Friday, November 8, 2024

TV Carnage

Grade: A

Remember when video mix-tapes were popular? Me neither, but they are exactly what they sound like – a mix of video clips instead of songs. TV Carnage is essentially a video mix-tape of the worst that TV has to offer. It takes clips from movies, TV shows, commercials, public service announcements and talent show footage and strings it all together. The result is terrible, terrible solid gold.

TV Carnage is the brainchild of Torontonian Derrick Beckles. You might remember him as the guy from the Truth Campaign messages about big tobacco on TV. He released the first in the TV Carnage series, Ouch Television My Brain Hurts, in 1996 and it was a huge hit. Since then, he’s put out four more volumes: A Rich Tradition of Magic, When Television Attacks, Casual Fridays, and A Sore for Sighted Eyes. Currently, Beckles is working on another instalment of TV Carnage called Cop Movie. If you guessed that it is going to involve a lot of clips from Cop Movies – you’re right.

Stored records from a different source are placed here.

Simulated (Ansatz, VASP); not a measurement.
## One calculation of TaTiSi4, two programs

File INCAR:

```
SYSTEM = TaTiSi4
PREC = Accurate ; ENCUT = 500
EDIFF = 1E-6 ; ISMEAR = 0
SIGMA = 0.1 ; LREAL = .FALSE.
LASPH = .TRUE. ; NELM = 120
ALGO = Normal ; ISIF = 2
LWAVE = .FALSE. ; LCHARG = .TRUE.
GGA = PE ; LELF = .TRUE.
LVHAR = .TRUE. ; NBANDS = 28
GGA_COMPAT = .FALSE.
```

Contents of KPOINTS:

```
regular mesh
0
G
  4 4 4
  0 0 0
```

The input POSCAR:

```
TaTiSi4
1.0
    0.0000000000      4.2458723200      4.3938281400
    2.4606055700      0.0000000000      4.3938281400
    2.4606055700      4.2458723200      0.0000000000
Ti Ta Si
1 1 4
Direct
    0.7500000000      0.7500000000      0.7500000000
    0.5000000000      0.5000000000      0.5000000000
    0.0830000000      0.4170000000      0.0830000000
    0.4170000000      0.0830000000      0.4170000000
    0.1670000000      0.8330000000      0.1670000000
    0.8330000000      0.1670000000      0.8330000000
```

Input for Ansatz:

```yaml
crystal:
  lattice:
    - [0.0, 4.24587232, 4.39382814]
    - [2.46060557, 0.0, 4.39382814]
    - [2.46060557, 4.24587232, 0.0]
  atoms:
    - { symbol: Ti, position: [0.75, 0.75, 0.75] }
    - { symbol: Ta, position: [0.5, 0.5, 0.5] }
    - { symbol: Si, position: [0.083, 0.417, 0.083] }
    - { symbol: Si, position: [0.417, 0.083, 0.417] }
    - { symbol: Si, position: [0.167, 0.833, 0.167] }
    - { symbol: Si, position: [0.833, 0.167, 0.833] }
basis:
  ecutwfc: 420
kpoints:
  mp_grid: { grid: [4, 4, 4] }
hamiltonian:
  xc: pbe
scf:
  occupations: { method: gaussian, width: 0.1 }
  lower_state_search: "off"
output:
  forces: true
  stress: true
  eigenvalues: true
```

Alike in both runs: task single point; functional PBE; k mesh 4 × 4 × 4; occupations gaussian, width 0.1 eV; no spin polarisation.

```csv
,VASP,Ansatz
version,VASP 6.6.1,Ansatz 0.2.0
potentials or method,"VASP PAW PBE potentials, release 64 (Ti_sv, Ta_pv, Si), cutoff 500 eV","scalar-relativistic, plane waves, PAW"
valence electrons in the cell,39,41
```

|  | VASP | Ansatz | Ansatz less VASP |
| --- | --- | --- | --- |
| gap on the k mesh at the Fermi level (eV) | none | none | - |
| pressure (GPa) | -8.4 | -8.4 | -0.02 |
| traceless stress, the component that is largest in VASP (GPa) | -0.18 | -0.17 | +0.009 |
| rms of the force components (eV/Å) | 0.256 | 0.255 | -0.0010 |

Things have changed in the last 13 years, so the format of Cop Movie is going to be considerably less random than the rest of TV Carnage. Early on, the project was obscure enough to fly under the radar while using footage from feature films and commercials for major companies, but as the franchise built a bigger profile, the involvement of lawyers has increased. Regardless, copyright isn’t much of an issue to Beckles. While he is aware that a lot of what he does is technically illegal, he said in an interview with The Apiary News that he views television as “non-intellectual property.”

A major part of the appeal of TV Carnage is that it highlights how utterly bizarre television is. Beckles takes clips from things like Entertainment Tonight, Pizza Pizza commercials, and the Young and the Restless – regular old television that we’ve all seen a million times – and makes us realize how hilarious and messed up it really is. On the other hand, some of this stuff is so weird that it’s hard to believe someone actually directed this, watched the playback afterward and gave it the green light. I can only assume the guy dancing in slow motion to country music in spandex leggings with tassels has changed his name and his face or is hiding out in a remote cabin somewhere.

When you watch a TV Carnage DVD, I recommend watching it with commentary. Beckles talks about where the clip came from or just makes general comments as he gets progressively drunker throughout the video. It is pretty much the equivalent of watching a movie with a friend who talks the whole time, but it’s okay because everything they say is funny.

Never seen a “say no to drugs” message in the form of interpretative dance? Don’t know what a squirrel melt is? Rent TV Carnage. Now is your chance.